May

14

Teaser image for blog post

How to host a static website on the cheap

Static site generation can unlock some of the power of server side rendering but can be hosted very cheaply.

When building our company website, we had a few primary goals:

  • High performance
  • Easy to update
  • Low cost

With those goals in mind, static site generation was a very good solution. Fortunately, due to the skill of our staff, many of the usual downsides of static site generation, such as the lack of a built-in wyswig content editor, were mitigated or eliminated all together. The next step was to pick a generation tool.

Site Generation

After evaluating a few different static site generation tools, we chose 11ty. It's simple to get started, open source, mature, and well maintained. The documentation isn't perfect, but we were able to work past that. One of the nice things about it is that it supports multiple templating languages. We went with the default templating language, which is Liquid to build the templates for the various pages and Markdown for the content. As of this writing, our site graph is as follows:

  • master.liquid
    • single-section.liquid
      • blog-post.liquid
        • how-to-host-a-static-website-on-the-cheap.md
        • etc.
      • blog.html
      • support.html
      • privacy.md
    • index.html
  • _recent-posts.liquid

As you can see, we took advantage of the layout chaining feature to build up a stack of layouts that allow us the flexibility to create a variety of pages, which is a pretty standard practice these days. The difference here is that instead of combining these templates with the content when a user views the site (or when the cache is warmed up), the work is done before the site is uploaded to the host. We can simply serve static html and css content and the users browser has very little work to do.

Running the generation tool can be done from the command line after installing and it is very fast; less than half a second for this site.

One of our secondary goals was to have pretty url's, which is good for SEO and so is a very typical practice. Most, if not all, hosts support automatic resoluton of index.html so 11ty takes advantage of that by automatically creating a folder for each page and then saving the content as index.html. For example, the tool auotmically creates blog/how-to-host-a-static-website-on-the-cheap/index.html for this blog post.

Contact Form

One challenge that we had to solve was how to power our contact form. Typically, sending the email from the form is done by the server. It is possible to do the work on the client side using javascript, but that is generally regarded as a bad idea since anyone can inspect the javascript and find the email server info and then use it to send spam to others through our site.

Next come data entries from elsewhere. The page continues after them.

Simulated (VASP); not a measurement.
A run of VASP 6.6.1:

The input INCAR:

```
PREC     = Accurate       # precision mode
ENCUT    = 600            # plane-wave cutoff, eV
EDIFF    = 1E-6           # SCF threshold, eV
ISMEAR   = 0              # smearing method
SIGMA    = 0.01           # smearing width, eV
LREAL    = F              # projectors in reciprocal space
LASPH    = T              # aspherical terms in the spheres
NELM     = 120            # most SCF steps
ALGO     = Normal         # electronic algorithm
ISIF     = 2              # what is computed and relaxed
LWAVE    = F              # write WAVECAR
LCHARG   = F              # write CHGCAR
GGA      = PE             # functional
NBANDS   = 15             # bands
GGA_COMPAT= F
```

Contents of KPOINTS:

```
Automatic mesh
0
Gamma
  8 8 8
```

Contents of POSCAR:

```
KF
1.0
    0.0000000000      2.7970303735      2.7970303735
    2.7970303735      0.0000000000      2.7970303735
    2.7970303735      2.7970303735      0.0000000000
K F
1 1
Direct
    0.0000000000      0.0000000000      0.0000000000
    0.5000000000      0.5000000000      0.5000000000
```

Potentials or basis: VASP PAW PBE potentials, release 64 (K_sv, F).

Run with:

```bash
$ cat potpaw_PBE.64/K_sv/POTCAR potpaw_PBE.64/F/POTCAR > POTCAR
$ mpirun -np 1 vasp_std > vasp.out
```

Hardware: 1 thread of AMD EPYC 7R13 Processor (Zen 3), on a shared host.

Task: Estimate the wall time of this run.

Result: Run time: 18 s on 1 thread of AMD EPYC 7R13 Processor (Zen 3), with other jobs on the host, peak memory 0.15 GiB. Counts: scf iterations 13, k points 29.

Fortunately, there was no need for us to reinvent the wheel here as someone had already figured out how to power a serverless contact form in a secure way. The nice thing about this solution is that all submissions end up in a Google Sheet as well as your inbox, which opens up some interesting possibilities regarding data analysis and automation.

Hosting for Pennies

Since the end result is static html and css, hosting can be had for very cheap or even free. For example, it is possible to host a static website for free on GitHub and there are many other hosts that offer it for free or very cheaply. We chose to use the static hosting feature of the Azure storage account as we already had resources hosted in Azure and it is extremely cost effective at less than a dollar a month.

Deploying

To achieve our final primary goal of easy to update, we wanted to be able to deploy the site in an automated way. The code for the site is stored in a private git repository hosted by Bitbucket and they have an integrated CI tool called Pipelines. The gist of the feature is that you can do things like testing, building, and deploying using Docker containers. They provide some standard containers, but we needed a container that would allow us to build the site using 11ty then deploy it to an Azure storage account using the Azur CLI.

To get the container that we were looking for, we started with the mcr.microsoft.com/azure-cli:latest image, then added git, npm, and p7zip, then used npm to install 11ty. Finally, we then created a step in our bitbucket-pipelines.yml file to run the eleventy command to generate the site, followed by a shell script that we wrote to compress the html and other static content files, upload them to our Azure storage account, and then update their metadata to indicate their content type and encoding.

The pipeline runs anytime we push to the master branch, so to add a new blog post, we make a new branch, write the markdown file and add the supporting images. Once the content has been reviewed, the branch is merged into master and pushed and Bitbucket handles the rest. The deployment isn't as fast as we would like, but it typically only takes 2-3 minutes to update the live site.